Note that A* is a derived grade set independently in each examination series.

**The units address the three assessment objectives for this specification:**

• AO1: Use and apply standard techniques;

• AO2: Reason, interpret and communicate mathematically;

• AO3: Solve problems in mathematics and other contexts.

**Subject Content**

Some of the learning areas associated with the four strands of the course are given below for each unit.

**Unit 1**

Number - Percentages, HCF and LCM, Error and Bounds

Algebra - Quadratics, Algebraic Fractions, Straight Line Geometry

Geometry and Measures - Compound Measures, Mensuration, Trigonometry, Circle Theorems

Handling Data - Cumulative Frequency Curves, Box Plots, Sampling, Histograms

**Unit 2**

Number - Indices and Surds, Standard Form, Binary, Ratio and Proportion

Algebra - Simultaneous Equations, Proportion, Inequalities, Sequences, Graphs

Geometry and Measures - Sine and Cosine Rules, Similarity, Transformations, Bearings, Polygons, Construction

Handling Data - Counting, Probability

#### OVERVIEW OF KEY STAGE 5 CURRICULUM

https://ccea.org.uk/post-16/gce/subjects/gce-mathematics-2018

The Key Stage 5 Mathematics curriculum is based on the CCEA GCE Advanced Subsidiary (AS) and Advanced (A level) GCE courses in Mathematics.

### Aims

This specification aims to encourage students to:

• understand mathematics and mathematical processes in a way that promotes confidence, fosters enjoyment and provides a strong foundation for progress to further study;

• extend their range of mathematical skills and techniques;

• understand coherence and progression in mathematics and how different areas of mathematics are connected;

• apply mathematics in other fields of study and be aware of the relevance of mathematics to the world of work and to situations in society in general;

• use their mathematical knowledge to make logical and reasoned decisions in solving problems both within pure mathematics and in a variety of contexts, and communicate the mathematical rationale for these decisions clearly;

• reason logically and recognise incorrect reasoning;

• generalise mathematically;

• construct mathematical proofs;

• use their mathematical skills and techniques to solve challenging problems that require them to decide on the solution strategy;

• recognise when they can use mathematics to analyse and solve a problem in context;

• represent situations mathematically and understand the relationship between problems in context and mathematical models that they may apply to solve these;

• draw diagrams and sketch graphs to help explore mathematical situations and interpret solutions;

• make deductions and inferences and draw conclusions by using mathematical reasoning;

• interpret solutions and communicate their interpretation effectively in the context of the problem;

• read and comprehend mathematical arguments, including justifications of methods and formulae, and communicate their understanding;

• read and comprehend articles concerning applications of mathematics and communicate their understanding;

• use technology such as calculators and computers effectively, and recognise when such use may be inappropriate;

• take increasing responsibility for their own learning and the evaluation of their own mathematical development.

**Course Structure **

The course has been divided into four units: two units at AS and two units at A2. All units are assessed through external written examinations.

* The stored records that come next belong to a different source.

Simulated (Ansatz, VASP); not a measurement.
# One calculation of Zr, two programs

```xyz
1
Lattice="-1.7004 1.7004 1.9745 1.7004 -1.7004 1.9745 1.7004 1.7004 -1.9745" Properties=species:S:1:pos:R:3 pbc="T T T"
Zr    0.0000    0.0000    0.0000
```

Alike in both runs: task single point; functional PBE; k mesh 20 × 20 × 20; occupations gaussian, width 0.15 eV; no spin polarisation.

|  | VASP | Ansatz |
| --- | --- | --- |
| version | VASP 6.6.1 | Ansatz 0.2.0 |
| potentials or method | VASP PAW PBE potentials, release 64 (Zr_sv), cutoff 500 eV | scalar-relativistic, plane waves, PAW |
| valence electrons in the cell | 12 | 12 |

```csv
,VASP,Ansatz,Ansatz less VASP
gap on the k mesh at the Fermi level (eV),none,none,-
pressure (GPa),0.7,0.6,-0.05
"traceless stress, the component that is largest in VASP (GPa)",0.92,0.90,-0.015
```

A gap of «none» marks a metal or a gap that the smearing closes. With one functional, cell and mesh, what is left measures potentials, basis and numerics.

AS 1: Pure Mathematics - 1hr 45mins - 60% of AS (24% of A level)

AS 2: Applied Mathematics - 1hr 15mins - 40% of AS (16% of A level)

A2 1: Pure Mathematics - 2hrs 30mins - 36% of A level

A2 2: Applied Mathematics – 1hr 30mins - 24% of A level

**Content**

This section sets out the content and some of the learning outcomes for each unit.

### Year 13

**Unit AS 1 Pure Mathematics**

Algebra and Functions - Indices and Surds, Quadratics, Simultaneous Equations, Inequalities, Factor and Remainder Theorems, Graphs and Transformations

Coordinate Geometry - Straight Line Geometry, Circle Geometry

Sequences and Series - Binomial Expansion

Trigonometry - Sine and Cosine Rules, Trigonometric Equations, Trigonometric Proofs

Exponentials and Logarithms - Laws of Logarithms, Exponential Growth and Decay, Index Equations and Inequalities

Differentiation - Increasing and Decreasing Functions, Problems involving Gradients, Tangents, Normals, Stationary Points

Integration - Definite and Indefinite Integration, Area between Curve and Axis

Vectors - Vectors in 2D, Magnitude and Direction, Geometrical Interpretation

**Unit AS 2 Applied Mathematics Section A: Mechanics**

Kinematics - Displacement-Time and Velocity-Time Graphs, Constant Acceleration Formulae in One and Two Dimensions

Forces and Newton’s Laws - Motion under Gravity, Equilibrium, Dynamics, Connected Particles

**Unit AS 2 Applied Mathematics Section B: Statistics**

Sampling - Simple Random and Stratified Sampling

Data Interpretation - Histograms, Central Tendency and Variation, Bivariate Analysis, Product Moment Correlation Coefficient, Cleaning Data

Probability - Addition and Multiplication Laws, Tree Diagrams, Venn Diagrams

Statistical Distributions - Binomial Distribution

### Year 14

**Unit A2 1 Pure Mathematics**

Algebra and Functions - Partial Fractions, Functions, Modulus, Transformations

Coordinate Geometry - Parametric Equations

Sequences and Series - Arithmetic, Geometric, Recurrence Relations, Binomial Expansion

Trigonometry - Radian Measure, Compound and Double Angle Formulae, Harmonic Form, Trigonometric Equations and Proofs

Differentiation - Product, Quotient, Chain Rules, Implicit and Parametric Differentiation

Integration - Integration by Substitution and Parts, Integration using Partial Fractions, Separation of Variables, Volume of Revolution

Numerical Methods - Newton-Raphson, Trapezium Rule

**Unit A2 2 Applied Mathematics Section A: Mechanics**

Kinematics - Calculus in One and Two Dimension, Projectile Motion

Moments - Static Problems involving Rods, Ladders, Hinged Beams

Impulse and Momentum - Direct Collisions and Explosions

**Unit A2 2 Applied Mathematics Section B: Statistics**

Probability - Conditional Probability

Statistical Distributions - Normal Distribution

Hypothesis Testing - Proportion in Binomial Distribution, Mean of Normal Distribution, Correlation Coefficient

**The A2 assessment units include some synoptic assessment, which encourages candidates to develop their understanding of the subject as a whole.**

The A2 assessment units provide opportunities to demonstrate higher order thinking skills by incorporating:

• more demanding unstructured questions;

• questions that require candidates to make more connections between sections of the specification.